On compositing, APIs, performance, and simplicity

I’ve been thinking about the whole software structure involved in the sharing of video hardware among processes doing accelerated video operations (which I mean in a general sense, from video decoding to 3D). The development of compositing has certainly changed the paradigm of how this is done, and I believe it’s a great improvement. However, it came as a hack that the designers of what it was built on had never considered, much like AJAX, and as a result there are some serious design issues that need to be addressed before it will truly work well. The problem that jumps out to me is that the critical path of video content rendering between it’s origin in a userspace process and its display on the screen has to cross the CPU/GPU barrier 3 times, which is just silly. Allow me to illustrate:

  1. Program(CPU) gives the GPU some data and directions for how to render it into a buffer. (Critical path goes from CPU to GPU)
  2. GPU renders into the buffer and it sits around waiting for the compositor(CPU) to get a scheduling slot. (Critical path goes from GPU to CPU)
  3. Compositor(CPU) tells the GPU to take the buffer and render it as a part of another 3D scene. (Critical path goes from CPU to GPU)
  4. During output of the next frame, the compositor’s output buffer is put on the screen.

Obviously, the compositor process shouldn’t be in the critical path here. Consider if the path looked like this:

  1. Compositor(CPU) responds to some event (such as input), calculates a description (as a function of time) of how to assemble various buffers into a 3D scene, and sends it to the GPU. (Not part of critical path)
  2. Program(CPU) gives the GPU some data and directions for how to render it into a buffer. (Critical path goes from CPU to GPU)
  3. The GPU uses stored descriptions to automatically composite buffers in preparation for the next frame, thereby getting the program’s data to the screen.

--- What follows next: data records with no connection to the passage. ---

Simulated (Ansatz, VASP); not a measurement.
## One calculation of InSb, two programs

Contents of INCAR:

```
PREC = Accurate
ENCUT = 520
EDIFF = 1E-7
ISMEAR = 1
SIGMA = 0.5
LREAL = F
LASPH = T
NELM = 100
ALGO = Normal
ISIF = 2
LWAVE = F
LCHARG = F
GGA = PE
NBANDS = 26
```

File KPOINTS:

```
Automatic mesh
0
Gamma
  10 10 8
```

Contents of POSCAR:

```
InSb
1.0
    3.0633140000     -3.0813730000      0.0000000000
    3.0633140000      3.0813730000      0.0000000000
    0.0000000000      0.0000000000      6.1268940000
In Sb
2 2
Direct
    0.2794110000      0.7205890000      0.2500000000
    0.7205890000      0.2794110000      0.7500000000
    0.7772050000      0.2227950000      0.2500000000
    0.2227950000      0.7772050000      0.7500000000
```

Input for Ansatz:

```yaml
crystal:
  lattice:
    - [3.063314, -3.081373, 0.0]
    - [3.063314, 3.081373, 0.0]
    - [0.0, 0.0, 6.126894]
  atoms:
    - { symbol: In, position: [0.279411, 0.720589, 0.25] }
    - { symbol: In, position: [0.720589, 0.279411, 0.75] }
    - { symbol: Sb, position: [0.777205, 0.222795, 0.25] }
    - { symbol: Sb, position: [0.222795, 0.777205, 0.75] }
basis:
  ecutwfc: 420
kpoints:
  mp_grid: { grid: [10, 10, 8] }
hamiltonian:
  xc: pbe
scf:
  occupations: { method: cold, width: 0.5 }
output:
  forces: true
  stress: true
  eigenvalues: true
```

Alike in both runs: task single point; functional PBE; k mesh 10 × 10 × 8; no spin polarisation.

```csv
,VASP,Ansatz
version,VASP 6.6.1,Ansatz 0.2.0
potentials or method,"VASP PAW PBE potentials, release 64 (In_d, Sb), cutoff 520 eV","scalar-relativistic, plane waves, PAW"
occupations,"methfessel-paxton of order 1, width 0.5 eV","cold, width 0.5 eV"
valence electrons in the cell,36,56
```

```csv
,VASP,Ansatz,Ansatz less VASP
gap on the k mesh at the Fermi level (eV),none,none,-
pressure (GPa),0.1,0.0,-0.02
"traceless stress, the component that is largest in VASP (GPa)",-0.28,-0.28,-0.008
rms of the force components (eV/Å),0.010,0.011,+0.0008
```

This would not only increase performance of composited desktops, but also greatly simplify the problems involved in avoiding tearing while maintaining low latency from generation to display, etc, since the problem wouldn’t be spread across multiple domains anymore, but entirely in the control of the graphics driver writers. Furthermore, compositors wouldn’t use constant CPU time anymore, could be stacked (which has its uses, from a software point of view), and even esoteric things like direct graphics hardware access from inside virtual machines through I/O virtualization don’t require anything particularly unusual on this layer, which I think is one of the marks of a good solution. In order to implement this though, aside from the things that might need to be done at the hardware and driver levels (about which I know very little), one would need a different kind of graphics API for compositors to allow it to send these compositing descriptions to the GPU; simply extending an existing API wouldn’t cut it.

I don’t pretend to know just how difficult this would be, but I do think it’s the right solution.